The writer of the 1794 Survey of Somerset, Billingsley was a leading agriculturalist who was one of the founders of the Bath and West Society, known today as the Royal Bath and West of England Society. He lived all his life at Ashwick Grove.
John Billingsley was born in 1747, the grandson of Nicholas Billingsley, a Presbyterian dissenter who was minister at Ashwick from 1699 to 1729. Little is known about his early life but by 1782, he was listed as Brewer along with James Jordan of the Oakhill Brewery in the neighbouring village of Oakhill, and may have been involved in the wool trade before that.[1]
He was described as a leading member of the Presbyterian church although at some stage he was reconciled with the Church of England.[1]
The 18th century was largely one of peace in Somerset, but the Industrial Revolution in the Midlands and Northern England spelled the end for most of Somerset's cottage industries. Farming continued to flourish however, with Billingsley farming about 4,000 acres (16 km2), and the Bath and West of England Society for the Encouragement of Agriculture, Arts, Manufactures and Commerce was founded in 1777 to improve farming methods.[2] Despite this, 20 years later John Billingsley conducted a survey, for the Board of Agriculture, of the county's agriculture in 1795 and found that agricultural methods could still be improved.[3] He provided estimates, based on his local knowledge, of the land use of the one million acres (4,000 km2) in the county. He suggested that 584,500 were enclosed meadow and pasture land, 260,000 were enclosed arable and convertible land with smaller areas for other purposes. 65,000 acres (260 km2) were considered uncultivated wastes.[4]
It advocated ways of modernising farming practices, particularly through mechanisation, which including instructions for hedge building and crop rotation (also how to treat sick animals with hay tea and improve cucumber production with horse dung!). It also includes a chapter on political economy related to the narrow margin of British food supplies, in view of the outbreak of war with France in 1793, and mentions developments on the Somerset coalfield.[1]
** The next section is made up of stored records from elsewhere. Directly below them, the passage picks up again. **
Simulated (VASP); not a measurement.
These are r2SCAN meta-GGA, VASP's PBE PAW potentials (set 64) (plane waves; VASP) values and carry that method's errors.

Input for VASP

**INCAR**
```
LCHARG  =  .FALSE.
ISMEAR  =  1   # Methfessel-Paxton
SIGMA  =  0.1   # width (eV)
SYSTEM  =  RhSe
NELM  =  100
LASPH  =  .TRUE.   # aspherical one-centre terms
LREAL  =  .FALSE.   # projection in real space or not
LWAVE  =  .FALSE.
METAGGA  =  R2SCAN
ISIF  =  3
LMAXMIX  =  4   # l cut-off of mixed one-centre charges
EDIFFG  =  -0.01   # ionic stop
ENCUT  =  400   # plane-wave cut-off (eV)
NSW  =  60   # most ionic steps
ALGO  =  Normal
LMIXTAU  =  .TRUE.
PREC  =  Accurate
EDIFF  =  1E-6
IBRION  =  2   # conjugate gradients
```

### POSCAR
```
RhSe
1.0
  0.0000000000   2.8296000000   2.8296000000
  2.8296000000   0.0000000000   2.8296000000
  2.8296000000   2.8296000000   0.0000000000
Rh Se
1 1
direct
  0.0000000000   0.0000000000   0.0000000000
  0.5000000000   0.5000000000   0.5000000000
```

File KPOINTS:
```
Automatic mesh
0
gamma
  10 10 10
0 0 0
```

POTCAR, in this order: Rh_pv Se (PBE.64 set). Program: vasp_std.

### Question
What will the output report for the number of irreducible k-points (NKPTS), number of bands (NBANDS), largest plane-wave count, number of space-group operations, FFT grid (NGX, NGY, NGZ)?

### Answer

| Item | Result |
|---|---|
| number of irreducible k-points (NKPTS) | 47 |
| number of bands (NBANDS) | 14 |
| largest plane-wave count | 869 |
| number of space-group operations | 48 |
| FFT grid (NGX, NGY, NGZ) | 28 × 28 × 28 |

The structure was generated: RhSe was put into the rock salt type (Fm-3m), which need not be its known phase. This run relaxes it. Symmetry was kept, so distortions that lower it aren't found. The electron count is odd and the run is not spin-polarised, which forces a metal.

His General View of the Agriculture of the County of Somerset divided the county into three districts- north-east, middle and south-west. It included proposals for the enclosure of Exmoor and the building of a village at Simonsbath. For the middle section the plans he advocated improved drainage, including the straightening of sections of the rivers Brue, Axe and Parrett, were more successful and lead to some significant reclamation of the Somerset Levels.[1] He also deplored the failure of many farmers to manure the land, exhausting it by constant cropping and overstocking.[5]
In 1798 he wrote about the water-meadows of the Brendon and Quantock Hills describing them as the best in the country.[6]
Billingsley was also actively involved in turnpike trusts, and canal building, including the Kennet and Avon Canal, Somerset Coal Canal and the Dorset and Somerset Canal. One eulogy by Sir Benjamin Hobhouse, President of the Bath and West Society, exaggerates considerably, referring to him as having "drained Sedgemoor and enclosed Mendip"![1]
Because of the moribund state of the lead mines in the Mendip Hills, he proposed to drive a 5 miles (8 km) level from Compton Martin to Wookey Hole at a depth of 450 feet (137 m) below the surface to remove the water which was flooding the mines – nothing came of this plan.
He was also responsible for the introduction and adoption of the double-furrow plough.[1]
Atthill considers that his greatest achievement was the enclosure of the Mendip Hills. The first Mendip commons to be enclosed were those in the parishes of East and West Cranmore, which had been completed by 1769. By 1794, Billingsley estimated that 13,600 acres (55 km2) had been enclosed by Dry stone walls, leaving 11,550 unenclosed.[1]
At the west end of the aisles in the Church of St James, Ashwick two memorial tablets can be seen. These are dedicated to John Billingsley, his wife Mary, and their family.[7]
Soon after his death the Bath and West Society commissioned Samuel Woodforde (the nephew of James Woodforde) to copy in oils a crayon portrait of Billingsly. Another portrait by Joseph Hutchinson now hangs in the Victoria Art Gallery in Bath.